Post: 'HUNDREDS AT ACS FACE AX'
Douglas Montero's story is a new twist on welfare moms:
Hundreds of workers at the city's embattled child-welfare agency are worrying about their own welfare as they face the possibility of layoffs stemming from a plan to overhaul the way it protects kids, sources told The Post yesterday.
The plan, called "Improved Outcomes for Children," is expected to dismantle an entire division of 600 workers, which could mean layoffs for 200 to 400 employees who cannot be absorbed within the Administration for Children's Services or the other city agencies, officials said.

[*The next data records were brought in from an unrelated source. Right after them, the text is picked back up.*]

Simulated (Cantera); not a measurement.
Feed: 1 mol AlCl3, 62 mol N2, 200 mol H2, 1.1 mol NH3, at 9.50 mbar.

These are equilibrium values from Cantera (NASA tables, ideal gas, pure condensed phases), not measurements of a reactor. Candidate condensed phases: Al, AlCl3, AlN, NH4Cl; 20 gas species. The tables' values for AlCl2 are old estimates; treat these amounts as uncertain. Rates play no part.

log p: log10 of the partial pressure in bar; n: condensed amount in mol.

Washington Post: 'Palin Links Iraq to Sept. 11 In Talk to Troops in Alaska'
Anne E. Kornblut provides some truly unscripted material on Palin — her piece combines a Palin campaign appearance with the troops with the ABC interview:
FORT WAINWRIGHT, Alaska, Sept. 11 -- Gov. Sarah Palin linked the war in Iraq with the Sept. 11 terrorist attacks, telling an Iraq-bound brigade of soldiers that included her son that they would "defend the innocent from the enemies who planned and carried out and rejoiced in the death of thousands of Americans."
The idea that the Iraqi government under Saddam Hussein helped al-Qaeda plan the attacks on the World Trade Center and the Pentagon, a view once promoted by Bush administration officials, has since been rejected even by the president himself. But it is widely agreed that militants allied with al-Qaeda have taken root in Iraq since the U.S.-led invasion.
Smartly, Kornblut didn't inflict the "I'm ready" bullshit on readers until the ninth graf.
Slate: "80 Over 80: The most powerful octogenarians in America"
Part of a sprawling Geezer Issue. You'll have plenty of time to have someone read it to you before you catch today's early-bird meal.